Skip to content

Feature [client]: add supervised connection pool with legacy mode opt…#523

Open
VladoPlavsic wants to merge 3 commits intoelixir-grpc:masterfrom
VladoPlavsic:master
Open

Feature [client]: add supervised connection pool with legacy mode opt…#523
VladoPlavsic wants to merge 3 commits intoelixir-grpc:masterfrom
VladoPlavsic:master

Conversation

@VladoPlavsic
Copy link
Copy Markdown

@VladoPlavsic VladoPlavsic commented Apr 17, 2026

Introduces a built-in HTTP/2 connection pool for every GRPC.Stub.connect/2
call. Connections are checked out before each RPC and returned afterwards,
with stream counts tracked per connection. Supports configurable pool size,
overflow capacity, per-connection stream limits, and optional health-check
pings — all via a :pool option on connect/2.

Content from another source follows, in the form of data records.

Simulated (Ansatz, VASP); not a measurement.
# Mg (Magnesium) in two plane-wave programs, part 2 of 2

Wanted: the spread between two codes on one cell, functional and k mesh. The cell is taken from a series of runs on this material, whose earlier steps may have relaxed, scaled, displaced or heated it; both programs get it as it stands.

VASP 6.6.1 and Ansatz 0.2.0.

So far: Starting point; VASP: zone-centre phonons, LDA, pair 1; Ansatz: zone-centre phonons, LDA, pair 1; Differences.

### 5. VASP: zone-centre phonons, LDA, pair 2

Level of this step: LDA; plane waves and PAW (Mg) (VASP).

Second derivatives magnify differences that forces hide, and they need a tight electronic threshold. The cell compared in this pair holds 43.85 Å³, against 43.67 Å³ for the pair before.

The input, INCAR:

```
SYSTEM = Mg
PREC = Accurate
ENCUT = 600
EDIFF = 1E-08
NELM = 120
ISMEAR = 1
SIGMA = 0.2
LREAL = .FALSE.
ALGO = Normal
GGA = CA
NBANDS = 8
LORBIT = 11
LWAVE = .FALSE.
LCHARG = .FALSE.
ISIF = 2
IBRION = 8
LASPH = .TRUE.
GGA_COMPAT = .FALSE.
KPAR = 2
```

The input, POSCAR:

Adds legacy mode (config :grpc, pool_enabled: false) to restore the
pre-pool single-connection behaviour for gradual migration. Adds nil
max_overflow support for unbounded overflow connections. Includes full
unit and integration test coverage for pool, overflow, and legacy paths.

Closes: #522

Full patch notes

TL;DR - For legacy mode see Legacy Mode section at the bottom

Connection Pool — Patch Notes

Summary

This PR introduces a built-in connection pool for the Elixir gRPC client. Every call to
GRPC.Stub.connect/2 (or GRPC.Client.Connection.connect/2) now starts a supervised pool of
long-lived HTTP/2 connections instead of opening a single raw connection. Callers share those
connections transparently: the client checks out a connection before each RPC and returns it
afterwards, keeping stream counts accurate. Pool size, overflow capacity, and per-connection
stream limits are all configurable via a single :pool option.


What Changed

New modules

Module Role
GRPC.Client.Pool Public API: start_for_address/4, stop_for_address/1, checkout/1, checkin/2
GRPC.Client.Pool.Config Struct that carries pool configuration (size, overflow, max streams)
GRPC.Client.Pool.Supervisor OTP supervisor that owns one pool; restarted transiently
GRPC.Client.Pool.Server GenServer that tracks channels, open-stream counts, and leases
GRPC.Client.Pool.Implementation Pure functional core — all state transitions, no side effects
GRPC.Client.Pool.HealthCheck.DynamicSupervisor Manages health-check workers for pool connections
GRPC.Client.Pool.HealthCheck.Server Sends periodic gRPC health-check pings; exits cleanly when its connection drops

Modified modules

GRPC.Channel — added pool: reference() | nil field. The field is nil on raw channels and
holds a pool reference on virtual channels returned by connect/2.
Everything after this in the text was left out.